Maybe my bias is driving my judgement, as both sides of my family are from the Caribbean (Jamaica and St Kitt’s to be specific). However, it shocks me to see that sending back people who have already served their sentence and thus have been allowed to leave prison as they are deemed as safe enough to re-enter society are now being taken out of the country entirely. Sending them back in a bid to make society more “secure” makes no apparent sense considering they have already served their punishment and if they were born in Britain they would be freely allowed to mingle with the rest of the public.

I regret to say this but I do believe Priti Patel is correct in saying that the Windrush and the Jamaican deportations are two different cases. But I do not agree with Patel’s judgement for saying so. They are different cases because, the Windrush Scandal targeted the more vulnerable older generation who had no awareness of how to use the law to help them out of the mess the Home Office created. Whereas, the reasoning for the deportation of Jamaican’s is bolstered by the fact that they have committed crimes. However, as a country I may be bold to make the assumption but I believe we would be outraged if Commonwealth countries tried to send back individuals Britain once deported to their countries.

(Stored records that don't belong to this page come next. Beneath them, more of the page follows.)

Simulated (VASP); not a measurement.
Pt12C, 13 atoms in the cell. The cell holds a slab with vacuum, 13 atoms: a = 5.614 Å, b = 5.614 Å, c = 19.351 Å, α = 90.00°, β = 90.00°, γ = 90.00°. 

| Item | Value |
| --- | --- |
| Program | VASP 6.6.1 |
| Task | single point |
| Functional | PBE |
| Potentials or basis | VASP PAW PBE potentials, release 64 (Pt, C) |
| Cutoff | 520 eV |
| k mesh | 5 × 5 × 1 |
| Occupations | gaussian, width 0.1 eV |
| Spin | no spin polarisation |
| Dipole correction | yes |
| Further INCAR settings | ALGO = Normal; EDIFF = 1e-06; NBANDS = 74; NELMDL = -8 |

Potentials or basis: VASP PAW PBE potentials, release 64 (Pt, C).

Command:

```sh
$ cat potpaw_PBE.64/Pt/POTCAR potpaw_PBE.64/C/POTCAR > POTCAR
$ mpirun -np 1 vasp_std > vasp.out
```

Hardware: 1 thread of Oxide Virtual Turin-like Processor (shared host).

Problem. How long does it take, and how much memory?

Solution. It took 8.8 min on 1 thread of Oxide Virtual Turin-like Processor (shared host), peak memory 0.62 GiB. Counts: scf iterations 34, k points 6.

The fact that Patel believes that the Windrush Scandal and the Jamaican deportation’s differences justifies deportation is absurd! Both cases deserve to be looked at with the same fair judgement. The Jamaican’s who have been deported and those who are fighting deportation may be their families main income earner and thus deporting people who have served time for a crime they committed years ago does not pose a significant economical benefit. This can be justified by the fact that if deporting the Jamaican’s ensures that we as a country can be proud and remain strong as a nation it means we just completely ignored the young child without a father figure growing up in the inner-city where knife crime is prevalent and now has no role model to deter them from the consequences of growing in a disadvantaged area. The mother who just lost her partner now has to work twice as hard to compensate for the fact the Home Office once again refused to acknowledge significant retraining and re-education of employees needs to take place.

If these Jamaican’s are ex convicts and hold British citizenship we should be providing them with the same treatment as other British citizens who have committed crimes and do not have to worry about being sent off to a country 4000 miles away.